3. The fluidic scanner nozzle of claim 1, wherein said axial gap is positioned between a portion of the inlet member and the outlet member.

4. The fluidic scanner nozzle of claim 1, wherein said axial gap includes a selected axial length and an inside diameter that is wider than an inside diameter of either (a) the inlet member or (b) the outlet member.

5. The fluidic scanner nozzle of claim 1, wherein said axial gap is positioned between a portion of the inlet member and the outlet member and is a stepped axial gap.

6. The fluidic scanner nozzle of claim 1, wherein said axial gap is positioned between a portion of the inlet member and the outlet member and is a continuous axial gap.
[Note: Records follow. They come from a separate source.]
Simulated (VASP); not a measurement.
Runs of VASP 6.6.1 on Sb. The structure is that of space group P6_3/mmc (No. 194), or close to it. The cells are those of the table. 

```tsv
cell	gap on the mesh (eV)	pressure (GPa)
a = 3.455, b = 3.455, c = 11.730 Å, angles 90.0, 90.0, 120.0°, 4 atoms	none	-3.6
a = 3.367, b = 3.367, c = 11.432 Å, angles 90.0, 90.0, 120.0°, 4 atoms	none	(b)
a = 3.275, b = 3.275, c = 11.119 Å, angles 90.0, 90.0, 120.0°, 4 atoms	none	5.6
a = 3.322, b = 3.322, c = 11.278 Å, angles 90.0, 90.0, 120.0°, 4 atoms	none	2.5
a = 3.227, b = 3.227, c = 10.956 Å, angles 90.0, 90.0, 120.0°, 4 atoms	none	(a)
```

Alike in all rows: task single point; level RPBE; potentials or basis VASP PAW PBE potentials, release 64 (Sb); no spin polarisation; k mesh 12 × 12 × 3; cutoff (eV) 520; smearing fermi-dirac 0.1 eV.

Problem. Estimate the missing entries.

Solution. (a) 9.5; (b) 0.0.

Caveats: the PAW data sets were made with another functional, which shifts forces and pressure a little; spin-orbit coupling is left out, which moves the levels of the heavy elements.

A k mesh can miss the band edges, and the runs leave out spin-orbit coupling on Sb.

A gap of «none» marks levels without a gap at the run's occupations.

7. A fluidic scanner nozzle comprising: an interaction chamber defined axially between an inlet member and an outlet member and having a longitudinal chamber axis; said inlet member including an upstream end having an inlet opening for receiving pressurized fluid and delivering the pressurized fluid into said interaction chamber along said chamber axis, wherein said inlet member defines an inner cavity having a hemisphere shape; said outlet member defines an inner cavity having a hemisphere shape wherein the inner cavity of the inlet member is an upper hemisphere shape and the inner cavity of the outlet member is a lower hemisphere shape and includes a downstream end having an outlet orifice for issuing a generally conical outlet spray of liquid droplets from said chamber into an ambient environment; and an axial gap positioned between said upstream end and said downstream end of said interaction chamber wherein said axial gap defines a sidewall segment aligned between said inlet member and said outlet member wherein said axial gap within said interaction chamber defines a vortex inducing chamber between the inlet member and the outlet member.

8. The fluidic scanner nozzle of claim 7, wherein said inlet member and outlet member are secured and sealed together to define said interaction chamber therebetween, said inlet member including a first open end longitudinally opposite said inlet opening and said outlet member including a second open end longitudinally opposite said outlet orifice, and wherein said first open end is inserted within said second open end.

9. The fluidic scanner nozzle of claim 7 wherein the outlet member is configured to receive and be axially aligned with the inlet member in a congruent relationship to form said interaction chamber.

10. The fluidic scanner nozzle of claim 7, wherein said axial gap defines a cylindrical sidewall segment aligned between an upper hemisphere shaped inner cavity and a lower hemisphere shaped inner cavity.

11. The fluidic scanner nozzle of claim 7, wherein said axial gap includes a selected axial length and an inside diameter that is wider than an inside diameter of either (a) the inlet member or (b) the outlet member.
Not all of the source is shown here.